Musings From A Solo Traveler in Vanuatu on Christmas Day
Some of the resort staff at The Havannah openly felt sorry for me last night at the Christmas Eve party. They said other solo travelers had admitted to feeling strange or out of place because they were not with another person, and they wanted to know if I was uncomfortable. While sweet in sentiment, it seems a bit chauvinistic to me to ask a woman that kind of question when they would not dream of asking a man and, in fact, would probably feel downright silly if they did.
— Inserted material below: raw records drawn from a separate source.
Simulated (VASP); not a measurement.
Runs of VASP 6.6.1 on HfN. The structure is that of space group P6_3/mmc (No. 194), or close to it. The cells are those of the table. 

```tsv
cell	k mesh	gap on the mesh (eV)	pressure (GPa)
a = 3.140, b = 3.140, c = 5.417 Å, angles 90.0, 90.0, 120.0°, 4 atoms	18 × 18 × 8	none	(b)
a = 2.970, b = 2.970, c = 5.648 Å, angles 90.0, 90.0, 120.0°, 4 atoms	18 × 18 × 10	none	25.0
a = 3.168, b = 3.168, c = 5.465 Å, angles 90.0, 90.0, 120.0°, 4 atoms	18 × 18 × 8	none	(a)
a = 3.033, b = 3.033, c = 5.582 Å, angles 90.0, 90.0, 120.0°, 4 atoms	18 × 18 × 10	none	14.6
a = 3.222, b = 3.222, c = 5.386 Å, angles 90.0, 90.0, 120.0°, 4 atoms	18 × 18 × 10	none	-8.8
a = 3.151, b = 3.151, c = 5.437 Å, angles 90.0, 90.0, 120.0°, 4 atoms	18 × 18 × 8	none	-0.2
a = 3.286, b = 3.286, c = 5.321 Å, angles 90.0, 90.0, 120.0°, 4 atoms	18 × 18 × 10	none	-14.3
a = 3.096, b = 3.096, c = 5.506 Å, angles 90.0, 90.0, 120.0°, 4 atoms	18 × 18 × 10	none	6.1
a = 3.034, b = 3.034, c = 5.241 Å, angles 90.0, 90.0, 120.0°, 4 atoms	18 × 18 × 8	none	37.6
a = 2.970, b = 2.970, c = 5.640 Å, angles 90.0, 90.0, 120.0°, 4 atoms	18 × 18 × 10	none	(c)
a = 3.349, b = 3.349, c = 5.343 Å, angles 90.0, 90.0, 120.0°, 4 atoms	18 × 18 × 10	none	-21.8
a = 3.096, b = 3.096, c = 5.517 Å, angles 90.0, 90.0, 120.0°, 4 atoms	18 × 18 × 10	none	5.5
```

I don’t find it odd nor weird to be by myself. I spend a lot of time alone because I like it. I get along well with myself. I know my desires and how to fulfill them. It’s relaxing, if you want to know the truth, in more ways than if I was with another person because the only person’s opinion that matters about anything at all is my own. Which, when I reflect on it, is not that much different than any other time in any other place with any other person, heh, heh. While I do take into consideration the opinions of other people, often my own opinion trumps.
A woman on the plane from Brisbane to Vanuatu, trying to be helpful I suppose, suggested I download an app that would help me find people to travel with. She did not seem to understand that I do not want to find people to travel with. It’s enjoyable being a solo traveler. There are people all around me. I don’t get the opportunity enough. If my husband or friends can’t go on a trip, it’s definitely 100% OK for me to go by myself.
The feeling of independence is one of strength and courage. Not everybody has it or can develop it. You will find it most often in entrepreneurs, people who run their own businesses, which is probably why I make such a good living selling real estate in Sacramento. I can depend on myself and so can others. I feel a strong sense of duty to my clients, and they know without question that I will always be there for them. It’s the same loyalty and conviction I carry for my friends and family because I carry it for myself as well.
When I lounge on my deck on Christmas Day, admiring the multiple shades of turquoise and sapphire blues in the water, feeling the warmth of the sun on my skin, listening to ocean waves break on the beach, and inhaling the scent of Tahiti flowers in Vanuatu, I am not alone.
There is little more precious in the world than peace within yourself. Being a solo traveler can help you to get there.